This is a charming first love story, different in that the first love is Marilyn Monroe and her suitor is a third assistant director (a glorified gofer) on her 1957 picture The Prince and the Showgirl. The picture co-starred and was directed by Laurence Olivier, who is played by Kenneth Branagh. Branagh was fine and nominated, though I’m not sure deservedly so. His primary posture is one of exasperation.

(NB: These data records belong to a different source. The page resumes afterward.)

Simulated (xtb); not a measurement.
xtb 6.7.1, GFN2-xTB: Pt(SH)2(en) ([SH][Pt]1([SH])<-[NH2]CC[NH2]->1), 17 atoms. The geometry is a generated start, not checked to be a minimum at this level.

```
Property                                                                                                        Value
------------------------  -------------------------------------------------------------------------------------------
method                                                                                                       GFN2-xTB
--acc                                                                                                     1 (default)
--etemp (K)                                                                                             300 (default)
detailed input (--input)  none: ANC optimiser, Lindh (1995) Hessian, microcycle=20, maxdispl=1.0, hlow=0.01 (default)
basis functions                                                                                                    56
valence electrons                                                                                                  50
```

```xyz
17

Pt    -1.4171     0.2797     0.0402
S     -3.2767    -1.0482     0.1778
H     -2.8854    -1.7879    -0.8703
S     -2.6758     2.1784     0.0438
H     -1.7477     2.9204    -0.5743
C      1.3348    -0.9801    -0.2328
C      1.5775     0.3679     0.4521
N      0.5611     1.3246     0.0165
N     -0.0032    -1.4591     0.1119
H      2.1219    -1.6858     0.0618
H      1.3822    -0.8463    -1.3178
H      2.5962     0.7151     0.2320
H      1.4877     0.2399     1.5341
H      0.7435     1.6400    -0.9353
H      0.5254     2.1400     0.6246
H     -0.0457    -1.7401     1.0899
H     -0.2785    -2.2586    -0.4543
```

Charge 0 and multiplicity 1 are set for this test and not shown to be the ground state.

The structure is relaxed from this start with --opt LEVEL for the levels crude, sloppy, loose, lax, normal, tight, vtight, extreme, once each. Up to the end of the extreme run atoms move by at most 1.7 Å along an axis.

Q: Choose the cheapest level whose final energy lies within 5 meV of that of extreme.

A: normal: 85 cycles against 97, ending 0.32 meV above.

It is Monroe who exasperates Olivier, because she is tardy, skittish, unprofessional and seemingly over-handled by her method acting coach and her business manager. Pills are used to control her. Thus, she seeks companionship and escape with the gofer, played with wide-eyed innocence but occasional steel by Eddie Redmayne (Redmayne is a little distracting – he has lips that rival the collagen-induced monstrosities of Barbara Hershey, Meg Ryan, at al.)
Williams was nominated and deservedly so. She’s a perfect confluence of beauty, sensuality, naivete’ and whore. At times, she was so stunning that you could understand the entire Monroe worship.
Best, the story is sweet but not sugary, and economical. It also has a great sense of time and sports some nice supporting turns by Dominic Cooper and Toby Jones as her weasel management and especially Julia Ormond as Olivier’s aging and jealous wife at the time, Vivien Leigh. Leigh is obviously wary of Olivier working with Monroe which results in a great exchange with the smitten gofer:
Of course, Larry would never leave me. (Pause) But, if anything were to happen, you would let me know, wouldn’t you?
I’m sure he loves you very much.
There is a flash of sudden anger in her expression.
Oh, don’t be such a boy!
COLIN looks shaken and she touches his hand in contrition.
At least you still adore me, don’t you?
Of course. Everyone does.
There is a wintry bleakness in her face for a second.
I’m 43, darling. No one will love me for much longer. Not even you.
To the extent there is a weakness in the picture, however, it is implicit in the character of Monroe and not the film. Monroe is so iconic as to be both beguiling and ridiculous. Her end was tragic and elicits the syrup ladled out by Elton John’s “Candle in the Wind” (which can be dusted off and updated for a Princess Di and had Elton and she been friends, probably Anna Nicole Smith). Luckily, we are spared the cruelties that lay in store for Marilyn, but the film does take for granted her absolute boundless and radiating talent.
It’s a tough sell. Monroe was beautiful and seductive and had the ditzy blond bit down pat. But had she not been such a notorious pain in the and piece of ass, vexing Olivier and Gable and bedding DiMaggio, Miller and two Kennedys, would she be the goddess of today or . . . Anna Farris?